"Accept, &c.

"Villa Pamfili, 12 June, 1849, 5 P.M."

He was in fact at Villa Santucci, much farther out, but could not be content without falsifying his date as well as all his statements.

"PROCLAMATION.

"Inhabitants of Rome,—We did not come to bring you war. We came to sustain among you order, with liberty. The intentions of our government have been misunderstood. The labors of the siege have conducted us under your walls. Till now we have wished only occasionally to answer the fire of your batteries. We approach these last moments, when the necessities of war burst out in terrible calamities. Spare them to a city fall of so many glorious memories.

"If you persist in repelling us, on you alone will fall the responsibility of irreparable disasters."

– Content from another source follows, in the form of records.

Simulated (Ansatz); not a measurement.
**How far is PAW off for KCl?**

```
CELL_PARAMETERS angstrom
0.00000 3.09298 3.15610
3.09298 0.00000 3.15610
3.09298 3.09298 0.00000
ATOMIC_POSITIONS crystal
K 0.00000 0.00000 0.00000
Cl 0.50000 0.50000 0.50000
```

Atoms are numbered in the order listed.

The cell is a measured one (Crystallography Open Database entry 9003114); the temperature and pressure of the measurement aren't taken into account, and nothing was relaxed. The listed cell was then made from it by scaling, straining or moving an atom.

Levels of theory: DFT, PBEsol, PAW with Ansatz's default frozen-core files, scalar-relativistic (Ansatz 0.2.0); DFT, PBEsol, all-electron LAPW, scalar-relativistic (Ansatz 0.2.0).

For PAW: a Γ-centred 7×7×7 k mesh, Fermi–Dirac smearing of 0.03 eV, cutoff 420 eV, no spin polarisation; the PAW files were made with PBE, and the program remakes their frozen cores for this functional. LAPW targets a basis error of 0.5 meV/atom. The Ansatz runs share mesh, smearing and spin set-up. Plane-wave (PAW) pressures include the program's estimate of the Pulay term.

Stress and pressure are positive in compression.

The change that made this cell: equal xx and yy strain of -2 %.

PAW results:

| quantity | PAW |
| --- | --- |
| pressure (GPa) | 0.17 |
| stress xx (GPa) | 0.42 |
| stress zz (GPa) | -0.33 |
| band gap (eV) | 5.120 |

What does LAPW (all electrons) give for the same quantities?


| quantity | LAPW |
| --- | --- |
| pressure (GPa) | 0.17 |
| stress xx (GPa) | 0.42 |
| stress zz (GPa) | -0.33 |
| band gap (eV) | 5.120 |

The following are the answers of the various functionaries to whom this letter was sent:—

ANSWER OF THE ASSEMBLY.

"General,—The Roman Constitutional Assembly informs you, in reply to your despatch of yesterday, that, having concluded a convention from the 31st of May, 1849, with M. de Lesseps, Minister Plenipotentiary of the French Republic, a convention which we confirmed soon after your protest, it must consider that convention obligatory for both parties, and indeed a safeguard of the rights of nations, until it has been ratified or declined by the government of France. Therefore the Assembly must regard as a violation of that convention every hostile act of the French army since the above-named 31st of May, and all others that shall take place before the resolution of your government can be made known, and before the expiration of the time agreed upon for the armistice. You demand, General, an answer correspondent to the intentions and power of France. Nothing could be more conformable with the intentions and power of France than to cease a flagrant violation of the rights of nations.

"Whatever may be the results of such violation, the people of Rome are not responsible for them. Rome is strong in its right, and decided to maintain tire conventions which attach it to your nation; only it finds itself constrained by the necessity of self-defence to repel unjust aggressions.